THEATER REVIEW

LA troupe hilariously improvises quasi-Bard

It's an actor's nightmare: Finding yourself onstage in a Shakespeare play, but without a script -- and having to make it all up as you go along.

But the six members of Los Angeles-based Impro Theatre (including North Little Rock native Brian Michael Jones) who put on Shakespeare UnScripted Thursday night at the Argenta Community Theater not only made it work, but earned the audience's laughter through a blend of verbal dexterity, physical shtick and being able to think fast on their feet.

The troupe asked for audience suggestions for an image from nature and, behold, a show was born out of just that. The Waterfall and the Apple Tree is pretty much what William Shakespeare might have produced if, instead of penning a play, if he was making it up out of whole cloth as it went along.

All the facets of a Shakespeare comedy bloomed upon the stage: star-crossed lovers separated by family conflict, a father who plans to marry his shiny daughter off to a spavined but wealthy duke, a mother who only wants the best for her child, a brother-turned-comic-manservant and a somewhat soggy spirit helping true romance blossom. Silliness, of course, ensued.

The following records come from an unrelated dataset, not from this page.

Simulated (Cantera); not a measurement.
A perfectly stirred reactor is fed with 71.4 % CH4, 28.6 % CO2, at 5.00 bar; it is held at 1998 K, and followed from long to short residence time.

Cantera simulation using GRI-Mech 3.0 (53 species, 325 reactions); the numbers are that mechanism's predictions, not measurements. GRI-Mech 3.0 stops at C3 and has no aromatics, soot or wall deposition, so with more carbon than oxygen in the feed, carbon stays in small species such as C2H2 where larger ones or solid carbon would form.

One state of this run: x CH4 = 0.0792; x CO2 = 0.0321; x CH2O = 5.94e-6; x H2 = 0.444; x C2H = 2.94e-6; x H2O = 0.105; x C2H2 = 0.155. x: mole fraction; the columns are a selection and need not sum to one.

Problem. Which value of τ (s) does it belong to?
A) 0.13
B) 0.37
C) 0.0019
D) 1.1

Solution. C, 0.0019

There are very few things harder for an actor than to improvise in iambic pentameter and Elizabethan phraseology (if you don't think so, try covering for a late entrance in The Merchant of Venice sometime), and things often came close to falling apart. But the performers -- even at the risk of cracking their colleagues up -- ably stepped in (literally and figuratively) to save one another. They also contributed stormy sound effects and bird calls via stage-side microphones.

Impro Theatre changes a couple of gears to present The Twilight Zone UnScripted at 8 p.m. today at Argenta Community Theater, 405 Main St., North Little Rock. It's part of the 2017 Acansa Festival. Ticket information is available online at visit acansa.org.